As I write, I hear the sounds of early morning: sparrows chirping in a tree, the distant and lonesome coo of a dove, a crow cawing as it flies overhead; last night’s wet snow has now melted and is trickling off the roof and down the rain pipes, and Tito, our cat, is meowing to be let in from his night’s prowl. (Just a second while I go open the door for him.) Inside is the reassuring whisper of central heating – a sound so natural that I only notice it when it clicks off – and the rapid bubbling of water boiling in the kettle on the stove for my tea. (I’ve opened the spout cap so I won’t hear the shrill whistle.) Chirp, coo, caw, meow, trickle, whisper, click, bubble, whistle: just as language is made up of different vocal sounds, the sounds we hear are made into language. Every language has these sound words, and some of these are called “onomatopoeia.”

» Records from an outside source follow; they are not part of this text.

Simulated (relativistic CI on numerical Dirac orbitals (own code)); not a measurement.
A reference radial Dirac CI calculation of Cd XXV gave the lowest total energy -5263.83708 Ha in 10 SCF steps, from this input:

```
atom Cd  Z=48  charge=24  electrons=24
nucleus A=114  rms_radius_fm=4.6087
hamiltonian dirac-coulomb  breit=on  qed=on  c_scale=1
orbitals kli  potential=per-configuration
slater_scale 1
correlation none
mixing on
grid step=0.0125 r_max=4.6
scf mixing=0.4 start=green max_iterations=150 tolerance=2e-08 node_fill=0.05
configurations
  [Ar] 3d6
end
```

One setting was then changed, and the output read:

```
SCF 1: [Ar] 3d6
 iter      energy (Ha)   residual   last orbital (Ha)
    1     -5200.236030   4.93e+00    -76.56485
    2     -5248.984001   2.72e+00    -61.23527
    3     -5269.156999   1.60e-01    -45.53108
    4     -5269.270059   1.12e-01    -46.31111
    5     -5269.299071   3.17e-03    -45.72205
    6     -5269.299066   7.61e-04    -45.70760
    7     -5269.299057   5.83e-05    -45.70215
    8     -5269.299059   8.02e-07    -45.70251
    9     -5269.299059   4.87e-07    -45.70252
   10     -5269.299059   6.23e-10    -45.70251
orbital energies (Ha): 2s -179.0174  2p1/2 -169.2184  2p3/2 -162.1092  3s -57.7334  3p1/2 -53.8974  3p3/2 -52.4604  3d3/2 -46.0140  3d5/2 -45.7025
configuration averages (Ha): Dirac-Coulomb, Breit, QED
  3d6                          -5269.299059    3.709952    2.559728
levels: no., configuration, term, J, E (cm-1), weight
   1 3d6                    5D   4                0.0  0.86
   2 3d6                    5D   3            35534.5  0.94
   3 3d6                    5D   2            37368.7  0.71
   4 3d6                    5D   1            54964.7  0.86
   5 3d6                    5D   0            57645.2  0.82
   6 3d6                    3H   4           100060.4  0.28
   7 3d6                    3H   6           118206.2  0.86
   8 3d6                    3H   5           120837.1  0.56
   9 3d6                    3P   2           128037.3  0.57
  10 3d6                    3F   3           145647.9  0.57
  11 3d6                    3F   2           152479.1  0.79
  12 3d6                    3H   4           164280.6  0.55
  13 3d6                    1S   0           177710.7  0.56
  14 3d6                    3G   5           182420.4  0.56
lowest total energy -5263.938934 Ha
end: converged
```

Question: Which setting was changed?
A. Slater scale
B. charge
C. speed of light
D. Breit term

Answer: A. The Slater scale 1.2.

Onomatopoeia (a great word for spelling bees), which is pronounced ahna-mahda-PIA, is the term for words that imitate the sound associated with the thing or action in question. The word, “onomatopoeia,” you’ve maybe guessed, is from Greek and it means, simply, “to make (poiein) a name (onoma).” These imitative words differ from language to language, but the idea is the same: animal sounds like moo, oink, bow-wow, quack, etc., as well as sounds found in nature like “hiss,” “buzz,” “hum,” etc. are examples of onomatopoeia.
Other words do not imitate sounds so much as suggest them; these include words like “clank,” “grunt,” “whip,” “dash,” “sleazy,” and “giggle.” Some linguists lump these “sound-suggestive” words with onomatopoeia; others distinguish them as “phonaesthetic” words. I’ll make it easy on all of us but calling both groups “sound words.”
In any case, no matter what language you speak, life is full of sounds and our respective languages reflect that:
Think how many sounds we hear in a day: the br-r-ring of the alarm clock (if you’re a masochist) or the drone of the morning’s radio alarm; the splash of water from the sink and shower; yawns, burps, the jangle of house keys, the slam of the front door; there’s the honking from cars, the whir of a train’s engine; the screech of the subway pulling into the station; there’s the clang of the school bell; the groan of students being hit with a “pop” quiz; the beep of a cell phone; the click of heels on a tiled floor; the crinkle of a wrapper being pulled off a candy bar; the murmur people talking on a bus; the crack of someone folding a newspaper; the pop of a cork; ice cubes clinking in a glass; the plop of gravy spilled on the floor; the slurp of a dog eating dinner; the hum of the dish washer; a child’s wail for water and comfort in the night; a tired sigh as you crawl into bed.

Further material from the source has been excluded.